George Santayana wrote, “Those who cannot remember the past are condemned to repeat it.” But I do remember. I write it down. And I repeat it anyway.
In this marathon, the old mistakes I repeated were going out too fast, not carb loading, and not taking enough fuel during the race. Dumb mistakes. Avoidable mistakes.
And I made new mistakes, I got to the starting line late. This led to a lot of anxious walking around right before the start and forgetting to drink my starting-line coffee. I was nervous, unfocused.
This was not a step toward my goal of getting into Boston. And I didn’t just make race-day mistakes. There were chronic mistakes, too.
Frank Shorter said, “You have to forget your last marathon before you try another. Your mind can’t know what’s coming.” It’s the opposite of what George Santayana wrote, counter-logical. I don’t think George knew anything about marathons. I’m convinced that I should forget the past. At least some of it.
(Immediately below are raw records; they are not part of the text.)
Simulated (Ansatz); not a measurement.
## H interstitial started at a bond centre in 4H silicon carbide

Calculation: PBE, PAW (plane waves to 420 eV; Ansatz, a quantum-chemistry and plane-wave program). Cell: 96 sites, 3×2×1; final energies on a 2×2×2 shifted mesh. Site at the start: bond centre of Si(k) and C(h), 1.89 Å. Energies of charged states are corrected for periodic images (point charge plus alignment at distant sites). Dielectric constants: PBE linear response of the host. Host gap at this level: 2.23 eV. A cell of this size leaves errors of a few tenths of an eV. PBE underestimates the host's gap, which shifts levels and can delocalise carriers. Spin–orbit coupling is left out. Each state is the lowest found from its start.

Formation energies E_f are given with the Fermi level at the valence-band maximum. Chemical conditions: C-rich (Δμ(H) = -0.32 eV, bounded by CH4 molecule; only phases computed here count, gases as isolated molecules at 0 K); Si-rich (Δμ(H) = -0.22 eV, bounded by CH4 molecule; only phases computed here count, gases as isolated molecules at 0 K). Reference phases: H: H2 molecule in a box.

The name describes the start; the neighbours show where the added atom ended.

I used to think Frank meant you must forget the pain of the race. You must forget that you promised yourself you would never put yourself through a marathon again. But there is more to forget than just that. I must forget that I know how to do a marathon when I begin training for the next one. This time I was too confident. I thought I knew what I was doing.
The weather could not have been better, but there are some what-ifs that haunt me. What if the course was marked better and I hadn’t gotten lost for a tenth-of-a-mile? I picked the course, but what if it had been straighter? I ran on trails and sidewalks. There several ninety-degree turns, a hair-pin or two, and a couple of pedestrian bridges. (This was my longest marathon by a tenth of a mile at 26.54 miles.) What if I had gone out conservatively? What if there had been a 3:25 pace group? Tucking in with a good pacer can save 2% of your energy, some of it mental. What if I had drunk my coffee?
The coffee could have helped.
And worse, it was like I had a failure-wish. I knew I was right on the edge of my goal given my training runs, but I was afraid to run that fast for that long. I had over-reached before and blown up. I remembered. Once was too many times.
Even before the taper, I was nervous about the race, and I was over-eating; I had already put on a couple of pounds. And then there were too many calories in the taper, adding another pound. Before races that I am ready to take on, I cut my weight, becoming an animal that is ready for the trial.
After reviewing the race and my heart rate data, I figured I could have run 7:45 / mile that day, even without the coffee, which would have been a 3:25:41, but I would not have been happy with that, not even qualifying for Boston, far from being accepted.
There were some little victories. I got several low-fives from the grade school demographic. I thanked the officers who were controlling traffic. I had a great brunch with my support crew after the race. I did not curl up in the pain-cave and go into a brooding hibernation.
What is it about me and the marathon? It is just outside my natural abilities; something that I long to master. Something that I feel I can rise to, but I’m tired of doing marathons. It’s back to the half for a year.
My motto is “Watch out! You might get what you’re after!” And, as I’ve matured, I’ve started thinking, you might get what you’re afraid of. Among the goals for this marathon were not becoming an asshole during training. But now I am not afraid of that. Honestly, the goal was to finish, to run 26.2 miles; and I did. And there were times when I was afraid I would not be able to do that. The next goal is to train hard enough to get into Boston without becoming an asshole. It’ll be a stretch.
When I do another marathon, I need to practice the end. That was the key to my successful 2013 Kansas City marathon; I did several long runs that finished on the final miles of the course. My body needs to know how far it must go.
If I do a marathon where I can’t practice on the course, I can simulate the end on my treadmill with google-street-view; that’s what it’s for!
During the training, I must become a marathoner. My body must learn to burn some fat in those first miles; conserve those carb-stores! And I need to practice getting enough fuel at marathon pace.
The biggest regret of my running career is from long ago, when I was a serious runner. While on vacation at Disneyworld, I was in hard training for some race. I fell asleep in the hotel room right after dinner, because I was so wiped from training that morning. My wife and kids watched the fireworks from the hotel balcony. And I missed the whole thing. I missed my family the most; they missed me.
I wish I could forgive myself for that, live it down. Forget it.
I think it can be done. I think I can get into Boston based on merit. The long-term goal is to qualify in the Spring of 2018 for Boston of 2019. But 2017 will tell me a lot about what kind of runner I am. Can I go the distance? Can I stay balanced and fit?
I’ve got to fit it in. I must fit running and training in with the rest of my life: work, family, fun, friends, God. Fit it all in. Big rocks first.